In a small way, I'm a news junkie. I check the Boulder and Denver (CO) newspapers daily; I check the Gainesville and Vero Beach (FL) newspapers daily; I check the Salisbury (MD) paper daily; I check the Chincoteague Beacon and the Eastern Shore News weekly. I get news headlines from NBC-TV, from ESPN, and from several Archaeological resources daily; and I get news from the Blood Horse Magazine daily. I do understand that we now live in a time when technology allows "instantaneous" news reports - but I don't like being completely inundated by one news topic for hours on end.

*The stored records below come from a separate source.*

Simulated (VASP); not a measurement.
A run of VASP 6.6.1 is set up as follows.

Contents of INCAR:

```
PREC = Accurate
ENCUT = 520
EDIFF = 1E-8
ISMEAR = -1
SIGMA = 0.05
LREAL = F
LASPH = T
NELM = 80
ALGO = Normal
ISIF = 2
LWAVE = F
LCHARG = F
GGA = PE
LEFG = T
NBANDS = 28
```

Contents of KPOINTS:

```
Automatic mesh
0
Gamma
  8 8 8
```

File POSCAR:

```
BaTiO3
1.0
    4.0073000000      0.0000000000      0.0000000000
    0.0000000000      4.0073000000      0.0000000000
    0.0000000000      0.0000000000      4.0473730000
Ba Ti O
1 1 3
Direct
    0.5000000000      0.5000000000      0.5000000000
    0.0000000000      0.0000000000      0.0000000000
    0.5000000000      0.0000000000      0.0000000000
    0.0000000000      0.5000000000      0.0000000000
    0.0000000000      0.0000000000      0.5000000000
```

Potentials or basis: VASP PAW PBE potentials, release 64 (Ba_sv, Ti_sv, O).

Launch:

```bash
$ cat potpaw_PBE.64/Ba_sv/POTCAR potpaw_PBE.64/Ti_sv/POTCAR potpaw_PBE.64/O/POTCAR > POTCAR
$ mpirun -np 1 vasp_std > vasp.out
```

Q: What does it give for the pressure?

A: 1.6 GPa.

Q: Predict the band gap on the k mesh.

My complaints are pointed at the live news coverage of yesterday's events in Boston. I admit I watch our local TV news, and I'm fond of several of the reporters; and I watch the "Evening News with Brian Williams" on NBC. I grew up watching Walter Cronkite deliver the Nightly News during supper, so that watching the afternoon and evening news shows is more of a habit than any necessity. I first started experiencing what I term "News Burnout" in 1987 - especially the Friday night that "Baby Jessica" McClure was rescued from the well she had fallen into in Texas. National TV programming was pre-empted and one either had to watch the rescue, or play a VHS tape of a movie, or, do what I did, which was read a book with the TV muted.... What was pre-empted was never rebroadcast, either.
Yes, I wrote my "Mad As Hell" Blog about the Boston Marathon bombing. I was, and still am, mad as hell about the bombing. I am extremely happy that the brother bombers were identified. I am happy that the one surviving brother has been captured. I am deliriously happy that the people of Boston, Watertown and Cambridge can get back to living their normal lives. But I was NOT happy with the national TV coverage - I honestly have no idea of when the coverage began yesterday afternoon. I live in Colorado, and what happens on the east coast has a time-stamp of two hours previous to that same time here in Boulder. All I know is I turned on the TV a bit early for the afternoon news, and was immediately in Massachusetts, where 95% of the reporting originated from until after 9 p.m. last night. I was able to hear bits and pieces of "local" news - but that was all.
Too Much Information was what I received yesterday - and a lot of that information was "eyewitness reports" from people who were inside their homes. It became totally ludicrous... It was not in any, way, shape or form NEWS. It was flying from the seat of your pants journalism, hoping and scrambling to find fill-in flotsam and jetsam until an Official Announcement was made. I had hoped to view three network shows last night - and all of them were pre-empted. I, once again, read a book with the TV muted, in case someone in a programming office somewhere decided to use their brain.
I realize that "Ratings" and "$$$" are the big movers and shakers in television today. But I honestly would have preferred regular programming until there was a clear end to this entire business. Refer people who want to sit mindlessly for hours to CNN or MSNBC, or Fox News... but please understand that enough is enough. Sometimes.